Some Serious Shape-Shifting Going on in Season 4 of True Blood



Sam Trammell fills us in a bit on what’s to come next for him and his shape-shifting friends and family in season 4 of True Blood.

At the end of season 3 viewers saw Sam fire his gun and nothing more. “What you didn’t see is whether or not I shot Tommy,” Trammell said, speaking by telephone from his Los Angeles home to Ian Spelling of the New York Times Syndicate, “and what had happened with Sam is that he basically took two steps back. He’d gone to Bon Temps to start a new life, and no one knew about this side of him, where he had a criminal background and these anger issues.

“So in Season 4 I’m dealing with that eruption that happened at the end of Season 3 and also with Sam’s past catching up with him,” he said. “It’s going to be cool, because we’ll see more of this shape-shifter community I’ve met, who are helping me deal with my issues, with all of the betrayal in my life, especially from my first adopted family leaving me because I was a shape-shifter. With this community I can talk about shape-shifting and heal myself a bit.

“And it’ll be cool for the audience, because they’ll learn a little more about shape-shifting, things we didn’t know about the mythology.”

Even better, Sam will be getting a love interest during Season 4 - and, no shocker, she'll be a shape-shifter. Janina Gavankar, late of "The Gates" (2010), will play the character, a, pardon the pun, shapely schoolteacher named Luna.

"Luna is a very interesting character, and Sam is very attracted to her," Trammell said. "She's not just beautiful, but she's also mysterious. She's like Sam in the sense that she doesn't want to reveal a lot about herself, about her past or who she is. Throughout the season those secrets start to reveal themselves to Sam, and some of them put Sam in danger.

"So what you've got is that Sam has given up the danger of being around the birth family you saw in Season 3 for this new danger of being around this community of shape-shifters, and especially Luna," the actor explained. "He's exchanged one kind of danger for another. There are some real surprises involving Luna, and let's just say that the birth family that I thought I'd cut myself off from comes back to haunt me as well in Season 4."

Between the third and fourth seasons of "True Blood," Trammell - whose credits also include "Maximum Bob" (1998), "Anonymous Rex" (2004) and "Aliens vs. Predator: Requiem" (2007) - found time to squeeze in an indie film entitled "Guns, Girls and Gambling." The ensemble cast also includes Dane Cook, Gary Oldman, Megan Park and Christian Slater.

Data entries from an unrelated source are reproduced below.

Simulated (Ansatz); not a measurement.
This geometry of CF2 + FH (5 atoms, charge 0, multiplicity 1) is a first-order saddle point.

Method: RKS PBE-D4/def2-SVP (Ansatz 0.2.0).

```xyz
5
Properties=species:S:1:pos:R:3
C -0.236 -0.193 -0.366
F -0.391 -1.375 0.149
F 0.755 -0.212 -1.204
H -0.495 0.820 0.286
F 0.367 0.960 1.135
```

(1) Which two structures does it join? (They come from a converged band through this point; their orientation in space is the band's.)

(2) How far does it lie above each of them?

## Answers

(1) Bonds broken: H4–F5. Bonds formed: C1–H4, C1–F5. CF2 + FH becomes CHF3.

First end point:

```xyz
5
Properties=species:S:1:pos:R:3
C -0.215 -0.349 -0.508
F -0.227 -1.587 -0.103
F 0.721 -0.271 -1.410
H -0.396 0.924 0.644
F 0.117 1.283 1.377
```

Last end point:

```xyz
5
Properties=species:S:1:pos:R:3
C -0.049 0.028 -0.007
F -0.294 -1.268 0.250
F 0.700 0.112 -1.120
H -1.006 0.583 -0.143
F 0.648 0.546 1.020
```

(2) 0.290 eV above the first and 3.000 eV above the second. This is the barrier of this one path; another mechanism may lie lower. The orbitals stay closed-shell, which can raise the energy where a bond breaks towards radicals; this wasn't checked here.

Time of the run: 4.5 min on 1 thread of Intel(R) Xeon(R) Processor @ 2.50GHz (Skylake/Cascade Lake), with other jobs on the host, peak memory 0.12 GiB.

"It's a really fun, hyper-real Western, kind of in the style of Tarantino," Trammell said. "It's a dark comedy, pretty different. I play a corrupt sheriff, Sheriff Hutchins."

Back when "True Blood" debuted - and ever since, really - everyone involved with the show has worried that pretty much any character could be killed off at any time. With a nervous laugh, Trammell admitted that, even after four seasons, he's not sure he has a long-term, steady job.

"Bon Temps is a dangerous town," Trammell said, "and no one on this show is 100 percent sure of anything. Every season that you last, you feel a little more confident that you'll return the next season, but you never know what will happen, and there are definitely going to be some surprises in that department this year.

"I'm just happy each year that I get."